Web site defacement reports jump in 2001

The number of vandalized Web sites recorded by defacement archive Alldas.de jumped in 2001 to 22,379, over five times more than the 4,393 defacements logged in 2000.

Mostly Brazilian cybervandals are responsible for the surge in defacements, according to Fredrik Ostergren, a Sweden-based security analyst and spokesman for Alldas.de, who also said that more Internet users in general are trying out tools to hack into Web sites.

“Many of the defacers we have in the scene today are located in Brazil,” he said in an e-mail response to a reporter’s questions. “One of the reasons for the increase in defacements is more people getting connected to the Internet, especially in Brazil.”

A defacer is a hacker who breaks into a Web server and defaces the Web site by replacing or altering the front page.

Alldas.de has been tracking defacements since 1998 and offers snapshots of defaced Web sites as well as security analyses and statistics. The site gained in popularity after its U.S. counterpart Attrition.org stopped hosting copies of defaced sites in May.

More exposure for Alldas.de helped the Web site increase the number of defacements logged, although Alldas.de had a big network before Attrition stopped archiving, Ostergren said.
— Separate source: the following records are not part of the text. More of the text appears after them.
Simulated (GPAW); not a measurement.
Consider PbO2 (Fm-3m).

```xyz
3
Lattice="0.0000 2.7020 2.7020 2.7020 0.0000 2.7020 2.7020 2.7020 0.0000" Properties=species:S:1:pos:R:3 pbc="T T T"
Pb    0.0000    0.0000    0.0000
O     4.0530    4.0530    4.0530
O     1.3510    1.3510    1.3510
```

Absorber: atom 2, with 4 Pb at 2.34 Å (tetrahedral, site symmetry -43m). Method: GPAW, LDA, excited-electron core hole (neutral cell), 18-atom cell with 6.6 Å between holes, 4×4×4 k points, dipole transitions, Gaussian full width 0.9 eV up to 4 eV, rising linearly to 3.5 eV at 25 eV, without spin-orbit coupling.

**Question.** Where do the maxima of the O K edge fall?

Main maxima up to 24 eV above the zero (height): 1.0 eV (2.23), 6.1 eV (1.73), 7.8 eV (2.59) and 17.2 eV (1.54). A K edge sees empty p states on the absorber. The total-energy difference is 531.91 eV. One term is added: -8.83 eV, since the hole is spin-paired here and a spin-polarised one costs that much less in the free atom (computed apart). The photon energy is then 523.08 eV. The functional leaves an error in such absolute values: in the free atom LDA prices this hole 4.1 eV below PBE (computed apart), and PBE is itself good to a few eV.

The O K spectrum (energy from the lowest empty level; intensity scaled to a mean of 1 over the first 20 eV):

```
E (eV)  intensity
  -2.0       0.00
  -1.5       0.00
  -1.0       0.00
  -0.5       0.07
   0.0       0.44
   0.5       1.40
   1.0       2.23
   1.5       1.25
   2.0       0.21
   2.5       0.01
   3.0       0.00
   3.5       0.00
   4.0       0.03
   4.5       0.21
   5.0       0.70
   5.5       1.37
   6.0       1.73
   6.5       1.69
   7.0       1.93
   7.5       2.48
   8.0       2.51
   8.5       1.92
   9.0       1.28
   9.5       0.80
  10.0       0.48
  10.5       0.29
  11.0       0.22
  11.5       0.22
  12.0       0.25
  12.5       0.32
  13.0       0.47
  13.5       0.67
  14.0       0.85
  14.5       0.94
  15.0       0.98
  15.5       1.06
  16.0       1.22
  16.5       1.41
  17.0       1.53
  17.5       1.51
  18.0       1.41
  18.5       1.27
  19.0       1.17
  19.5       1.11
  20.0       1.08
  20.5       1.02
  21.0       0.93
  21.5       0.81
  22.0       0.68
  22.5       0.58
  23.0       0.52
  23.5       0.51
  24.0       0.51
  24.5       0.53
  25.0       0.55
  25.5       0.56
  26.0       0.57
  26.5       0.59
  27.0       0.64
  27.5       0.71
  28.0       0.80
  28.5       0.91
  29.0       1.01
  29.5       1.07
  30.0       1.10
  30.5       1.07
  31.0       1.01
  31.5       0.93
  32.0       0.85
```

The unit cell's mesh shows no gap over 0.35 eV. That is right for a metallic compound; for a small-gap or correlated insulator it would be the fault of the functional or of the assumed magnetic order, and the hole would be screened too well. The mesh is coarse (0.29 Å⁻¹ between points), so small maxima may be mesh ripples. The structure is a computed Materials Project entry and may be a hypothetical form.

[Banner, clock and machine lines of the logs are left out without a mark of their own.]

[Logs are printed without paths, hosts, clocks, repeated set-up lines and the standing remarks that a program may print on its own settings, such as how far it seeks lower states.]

The number of defacements was especially high in April and May, with 3,003 and 3,431 sites altered respectively. U.S. and Chinese hackers were said to be fighting a “cyberwar” in those months after a U.S. spy plane crash-landed in China on April 1, and the U.S. Federal Bureau of Investigation warned at the time of increased attacks by Chinese hackers.

Most popular among cybervandals are well-known sites. For example, last year SANS Institute and Amnesty International fell victim to defacers, Ostergren said.

Over 60 per cent of defaced Web sites logged to date by Alldas.de were hosted on a Microsoft Corp. Windows server, 20 per cent on a server running Linux.

Attackers mostly exploit known vulnerabilities in server software with hack software that is readily available on the Internet. Applying security patches will keep most defacers out, according to Ostergren.

“Mostly well-known exploits are used to penetrate servers. Secure yourself. I can tell for sure that nothing is secure, but please add the latest patches to your Web server, it is not hard, administrators,” Ostergren called out.

Defacing will continue in 2002, Ostergren said, but he doesn’t expect a big increase in the number of defacements.

“I don’t think it will increase much, hopefully decrease as administrators wake up and secure their servers,” he said.